The fall leaves are changing and it’s near the end of election season. But let’s dial back to 1998 – I was a 37 year old middle school Social Studies teacher navigating how to teach about the embarrassing actions of President Bill Clinton and his White House intern. Steering the classroom conversation so that the political implications were understood while honoring community values was a difficult dance. Nearly 20 years later, the same problem exists today across this country as we face the disintegration of civility within our presidential race.
Like a couple of decades ago, new vocabulary is radiating out to young ears. It’s impossible to completely shield them from both the specific language and the larger concepts that they may not be developmentally ready for. How do educators/parents maintain civility and teach the democratic values that we hold dear as Americans?
We should limit their intake of news. As a former Poli Sci major, it’s hard for me to suggest less exposure to the news media, but in reality, it’s the nightly news on TV that is one of the greatest sources of inappropriate information for youngsters. Common Sense Media has solid advice in this area for parents and their children.
We can turn lemons into lemonade. However you feel about the unorthodox comments of our candidates, recent comments have highlighted the issue of respect toward our fellow human beings, especially women. This is not a bad lesson for our children, obviously formulated for their age.
There have been other tough campaigns in US History. While it’s hard to match the divisiveness of this campaign, there have been periods of great angst between candidates. The election of 1800 is one such example between John Adams and Thomas Jefferson. While both were close friends before and long after this election, each engaged in dirty politics.

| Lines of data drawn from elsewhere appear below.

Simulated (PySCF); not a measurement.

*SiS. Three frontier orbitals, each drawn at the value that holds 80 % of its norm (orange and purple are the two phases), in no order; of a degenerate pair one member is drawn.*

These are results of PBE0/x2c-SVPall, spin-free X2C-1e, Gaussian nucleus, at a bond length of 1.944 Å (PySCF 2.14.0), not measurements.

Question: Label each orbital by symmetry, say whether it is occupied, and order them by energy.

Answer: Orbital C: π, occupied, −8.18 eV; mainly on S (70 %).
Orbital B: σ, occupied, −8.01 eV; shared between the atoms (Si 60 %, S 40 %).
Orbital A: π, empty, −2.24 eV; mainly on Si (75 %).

Check out this resource. The New York Times has some excellent ideas for teachers and parents alike in the article Talking Across Divides: 10 Ways to Encourage Civil Classroom Conversation On Difficult Issues written by Katherine Schulten.
It’s perhaps most important that we listen to our children as they become influenced by media and what they hear. We also have to be careful about what we say in their presence and to maintain some civility as we talk about the candidates.
It’ll be over on November 8…after you vote of course.